Unfortunately, Tina ignores me, and things only get worse when Blaine presents her with the playlist of "classic" diva songs he's picked out for her consideration. She's really quite touched, you see, to realize how highly he thinks of her abilities and potential when she sees the list is full of career-defining hits by such deathless icons of days gone by as Cher and Madonna. God, teenagers are dumb.
Unfortunately, Dreamboat Blaine's barely started in with the jabbering about potential costuming ideas when the NyQuil he took decides to kick in, and after he emits a mighty series of jaw-cracking yawns, Single-T Tina suggests he lie down for a bit. Dreamboat Blaine wearily agrees, and he's of course dead asleep seconds after his overly-gelled head hits the pillow, though Tina won't realize this for a few minutes. That poor girl. "I've been reading a lot about divas," she begins, kicking off what's sure to be a heartfelt little monologue, "and the biggest thing is that they're brutally honest, and if I'm going to be a diva, then I have to be honest, too." Here it comes. "I'm falling in love with you," she admits, "and I realize that this could be a tragic one-way thing, but even if we end up having just a sexless relationship -- which many Asian girls and gay men do -- it'd be worth it." Getting no response from him, and feeling too embarrassed and exposed and whatnot to turn around and face him, she blinks back a couple of tears and half-jokingly begs, "Please say something, here, before I die." Blaine remains silent, so she finally pivots on the bed and realizes he's been unconscious this entire time. Oh, Tina!
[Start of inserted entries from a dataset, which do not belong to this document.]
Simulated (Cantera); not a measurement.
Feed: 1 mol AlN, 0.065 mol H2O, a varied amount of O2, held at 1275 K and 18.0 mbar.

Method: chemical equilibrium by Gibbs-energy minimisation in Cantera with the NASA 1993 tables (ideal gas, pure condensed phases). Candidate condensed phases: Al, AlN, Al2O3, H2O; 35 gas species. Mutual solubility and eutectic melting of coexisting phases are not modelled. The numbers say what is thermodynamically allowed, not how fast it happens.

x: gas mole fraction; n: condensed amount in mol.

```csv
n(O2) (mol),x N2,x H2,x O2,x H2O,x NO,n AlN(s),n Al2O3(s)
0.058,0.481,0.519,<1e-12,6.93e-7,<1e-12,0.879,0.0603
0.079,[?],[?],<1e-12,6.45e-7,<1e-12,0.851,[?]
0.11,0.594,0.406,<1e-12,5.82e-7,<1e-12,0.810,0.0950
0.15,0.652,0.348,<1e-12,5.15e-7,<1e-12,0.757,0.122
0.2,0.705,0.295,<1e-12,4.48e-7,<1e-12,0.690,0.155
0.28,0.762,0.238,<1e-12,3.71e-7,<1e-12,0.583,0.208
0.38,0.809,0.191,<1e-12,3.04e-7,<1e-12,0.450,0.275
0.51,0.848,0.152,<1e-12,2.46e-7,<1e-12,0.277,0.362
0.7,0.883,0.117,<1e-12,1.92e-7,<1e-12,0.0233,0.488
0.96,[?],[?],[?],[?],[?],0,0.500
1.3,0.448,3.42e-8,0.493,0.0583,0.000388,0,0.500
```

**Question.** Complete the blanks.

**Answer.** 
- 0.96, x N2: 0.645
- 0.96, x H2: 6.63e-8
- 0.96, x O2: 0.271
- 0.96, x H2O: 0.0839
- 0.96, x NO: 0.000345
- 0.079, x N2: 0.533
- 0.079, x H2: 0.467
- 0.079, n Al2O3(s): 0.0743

And then, to make matters worse, she straddles his sleeping form, unbuttons his shirt, and gently works some of the VapoRub into his freshly-waxed chest. That done, Tina wipes away the bitter, bitter tear now trickling down her cheek, snuggles up next to him in the bed, and... listens to him snore for the next five or six hours? I guess. Poor Tina.
Fake Drama School In New York. About thirty or so students -- including The Horrible Hooker's sycophants and St. Gay's Meth Head Grandpa -- file into a classroom to listen as Dean Geyer explains the Midnight Madness rules to the audience: One song at a time, two singers per song, with the winner of each round chosen by a simple majority vote. With those preliminaries out of the way, Dean Geyer calls The Horrible Hooker and St. Gay to the front of the room and presents them with their randomly selected number, which is this thing from the one musical I hate above all others. St. Gay's up first, but that doesn't really matter because they end up cutting between the two throughout to save on time, and while I can't stand the song at all -- AT ALL -- even I can tell that Rachel clearly outperforms St. Gay. Clearly. I mean, it's not even close, here. In fact, it's a little insulting when St. Gay ends up winning, anyway -- because of course he does, because this subplot would have even less of a point if he lost -- but as I am only too eager to put this episode in my rear-view mirror, I'll choose not to dwell, and instead zip ahead past this evening's next commercial break to land in...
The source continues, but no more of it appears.